Chemical Cleaning & Equipment Service, Inc. v. Winn, 14705

Decision Date28 October 1965
Docket NumberNo. 14705,14705
PartiesCHEMICAL CLEANING AND EQUIPMENT SERVICE, INC., Appellant, v. Dan S. WINN, Appellee.
CourtTexas Court of Appeals

Hayden & Pravel, B. R. Pravel, Guy E. Matthews, Houston, for appellant.

Donald L. Jones, Houston, for appellee.

WERLEIN, Justice.

Appellant appeals from an order of the trial court denying it a temporary injunction which it sought to restrain appellee from accepting employment with another party in violation of an alleged employment contract with appellant dated August 1, 1964.

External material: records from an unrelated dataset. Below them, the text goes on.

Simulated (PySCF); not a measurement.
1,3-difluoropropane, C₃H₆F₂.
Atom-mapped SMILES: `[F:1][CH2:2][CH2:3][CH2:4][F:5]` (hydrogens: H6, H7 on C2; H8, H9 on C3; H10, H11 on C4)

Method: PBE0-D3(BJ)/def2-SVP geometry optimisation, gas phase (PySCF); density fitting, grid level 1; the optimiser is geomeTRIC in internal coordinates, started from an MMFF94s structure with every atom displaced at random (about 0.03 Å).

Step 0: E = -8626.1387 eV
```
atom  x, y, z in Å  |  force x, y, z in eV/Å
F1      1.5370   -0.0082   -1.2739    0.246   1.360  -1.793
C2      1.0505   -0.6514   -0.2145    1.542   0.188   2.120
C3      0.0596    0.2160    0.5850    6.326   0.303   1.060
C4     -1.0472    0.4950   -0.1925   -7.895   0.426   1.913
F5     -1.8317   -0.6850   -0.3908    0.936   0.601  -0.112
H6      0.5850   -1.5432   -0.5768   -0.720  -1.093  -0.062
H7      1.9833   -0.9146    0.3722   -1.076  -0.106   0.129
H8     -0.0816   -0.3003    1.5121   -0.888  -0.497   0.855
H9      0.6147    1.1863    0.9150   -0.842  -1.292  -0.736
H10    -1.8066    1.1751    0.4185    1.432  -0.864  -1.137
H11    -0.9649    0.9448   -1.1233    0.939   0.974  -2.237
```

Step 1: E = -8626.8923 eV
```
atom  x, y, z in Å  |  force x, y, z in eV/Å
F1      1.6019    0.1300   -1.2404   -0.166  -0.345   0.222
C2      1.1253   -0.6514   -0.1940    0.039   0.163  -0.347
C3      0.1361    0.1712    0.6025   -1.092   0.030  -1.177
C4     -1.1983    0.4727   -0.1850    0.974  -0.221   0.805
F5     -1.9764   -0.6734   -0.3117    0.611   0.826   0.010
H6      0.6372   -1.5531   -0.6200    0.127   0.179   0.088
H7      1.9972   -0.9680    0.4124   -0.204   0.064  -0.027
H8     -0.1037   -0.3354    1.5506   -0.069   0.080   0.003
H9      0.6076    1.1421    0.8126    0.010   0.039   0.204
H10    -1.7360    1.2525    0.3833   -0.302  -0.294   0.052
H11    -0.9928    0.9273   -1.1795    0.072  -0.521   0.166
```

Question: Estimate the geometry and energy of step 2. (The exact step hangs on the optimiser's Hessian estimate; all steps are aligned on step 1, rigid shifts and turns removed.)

The appeal is before us without a statement of facts, and without any findings of fact or conclusions of law by the trial court. The pertinent part of the order of the court appealed from, which fails to show the year it was entered, reads as follows:

'On the 27th day of July came on to be heard Plaintiff's Petition for Temporary Injunction and the Court having considered Plaintiff's Petition wherein the facts are undisputed that Defendant Dan S. Winn had signed an employment agreement with Plaintiff on August 1, 1964 in which he agreed that upon termination of employment with Plaintiff, he would not accept employment with any competitor of Plaintiff or its subsidiaries for eighteen (18) months in the area in which Defendant represented Plaintiff for the twelve (12) months preceding termination of employment; and that Defendant terminated employment with Plaintiff on or about July 14, 1965 and was employed by R. L. Wilson Co., Inc., a competitor of Plaintiff, on or about July 15, 1965; and that the Court was of the opinion that a second agreement effective February 1, 1965 between Defendant and Plaintiff relating to a part-time employment arrangement terminated the agreement of August 1, 1964, and the Court having heard arguments by the attorneys for both sides, it is:

'Ordered, adjudged, and decreed that: The Temporary Injunction is denied.'

Appellant's petition was filed on July 19, 1965. We shall assume, therefore, that the court's order was entered on July 27, 1965. On July 30, 1965, the court entered the following order:

'The Court being of the opinion, that all of the original exhibits in the above-entitled and numbered cause should be sent to the Appellate Court in lieu of copies because this cause is a temporary injunction matter without a statement of facts of the hearing and for expedience and simplicity it is accordingly ordered that the Clerk cause to be filed in the Court of Civil Appeals at the time of the transcript is filed, all of the original exhibits.'

On August 3, 1965, the date the transcript was presented and filed in this Court, appellant also presented Plaintiff's Exhibits Nos. 1 and 2 and Defendant's Exhibit No. 1 (which is the same as Plaintiff's Exhibit No. 2), and the same were filed in this Court. There is no initialing on the exhibits to show who numbered them and there is nothing to show that they were filed in the trial court. There is no certificate by the court reporter or by the clerk of the District Court certifying to such exhibits which the clerk was ordered to file in this Court, nor is there anything to show that the exhibits which were filed in this Court on presentation by appellant were all of the original exhibits. Neither party, however, has asserted that the exhibits filed as stated are not the exhibits which the court ordered to be filed. We shall consider such exhibits although we are not in a position to determine whether they constitute all of the exhibits that were filed in the trial court. They are the only exhibits referred to in the court's order denying the temporary injunction. In addition to appellant's verified original petition and the order of the court, we have before us only what appears to be the agreement of August 1, 1964, which was signed only by appellee, and the agreement dated January 19, 1965, effective February 1, 1965, which was signed by appellee and also by R. W. Krajicek, who signed as appellant's president.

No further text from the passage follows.